I almost didn’t post this recipe because it feels so simple and so easy, but isn’t that what summer is all about? Toss this baby together so you can spend those long summer nights doing whatever you love to do–hanging out at the beach, going for a walk, or watching this ridiculous performance. Again.

Broccoli Slaw with Apple & Shrimp
Serves 2

12 oz bag broccoli slaw
1 gala apple (or other firm, sweet kind) cut into matchsticks
Dozen shrimp
Olive oil

For the dressing:
4 Tbsp plain nonfat Greek yogurt
Juice of 1 lime
1 Tbsp agave (or honey)
1 Tbsp olive oil
1 tsp dijon mustard
2 Tbsp rice vinegar
Dash salt
Black pepper

If shrimp are frozen, defrost in water for 10 minutes. Drain. Place shrimp in a bowl with olive oil, salt, and pepper and toss to coat. Set aside.
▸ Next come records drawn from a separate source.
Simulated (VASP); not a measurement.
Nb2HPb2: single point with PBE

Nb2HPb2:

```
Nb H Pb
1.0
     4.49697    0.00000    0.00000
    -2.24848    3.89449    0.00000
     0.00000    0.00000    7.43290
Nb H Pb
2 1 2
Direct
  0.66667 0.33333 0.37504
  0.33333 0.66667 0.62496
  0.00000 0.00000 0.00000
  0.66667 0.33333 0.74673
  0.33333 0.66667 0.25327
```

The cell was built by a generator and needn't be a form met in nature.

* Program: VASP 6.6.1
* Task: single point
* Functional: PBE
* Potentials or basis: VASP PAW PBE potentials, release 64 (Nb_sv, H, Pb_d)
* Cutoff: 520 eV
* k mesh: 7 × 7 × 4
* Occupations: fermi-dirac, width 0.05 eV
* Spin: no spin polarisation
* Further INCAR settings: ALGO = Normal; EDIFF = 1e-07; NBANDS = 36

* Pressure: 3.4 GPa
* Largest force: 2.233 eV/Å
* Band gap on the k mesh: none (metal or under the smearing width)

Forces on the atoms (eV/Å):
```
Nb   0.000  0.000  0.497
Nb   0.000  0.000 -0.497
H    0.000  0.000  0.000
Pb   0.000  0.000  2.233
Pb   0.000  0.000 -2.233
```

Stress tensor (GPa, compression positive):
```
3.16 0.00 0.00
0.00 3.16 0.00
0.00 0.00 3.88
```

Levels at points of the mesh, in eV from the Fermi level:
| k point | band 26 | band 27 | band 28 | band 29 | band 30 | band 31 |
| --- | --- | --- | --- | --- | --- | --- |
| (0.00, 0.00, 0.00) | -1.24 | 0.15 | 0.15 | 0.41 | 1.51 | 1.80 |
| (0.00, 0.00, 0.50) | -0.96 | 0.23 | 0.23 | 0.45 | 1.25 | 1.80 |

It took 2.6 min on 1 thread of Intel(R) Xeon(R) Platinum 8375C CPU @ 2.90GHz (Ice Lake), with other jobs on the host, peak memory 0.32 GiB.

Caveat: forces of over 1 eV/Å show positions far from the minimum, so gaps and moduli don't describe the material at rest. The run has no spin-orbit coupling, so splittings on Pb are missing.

Place broccoli slaw and apples in a bowl. Combine dressing ingredients in a separate container with a lid. Shake vigorously until combined. Pour all of the dressing on the slaw and toss to coat. Season with additional black pepper and set aside.

Heat a small pan on medium heat. When hot, add shrimp and cook, tossing occasionally, until pink–about five minutes.

To serve: Fill a bowl with broccoli slaw, top with shrimp, and season with additional salt and pepper to taste.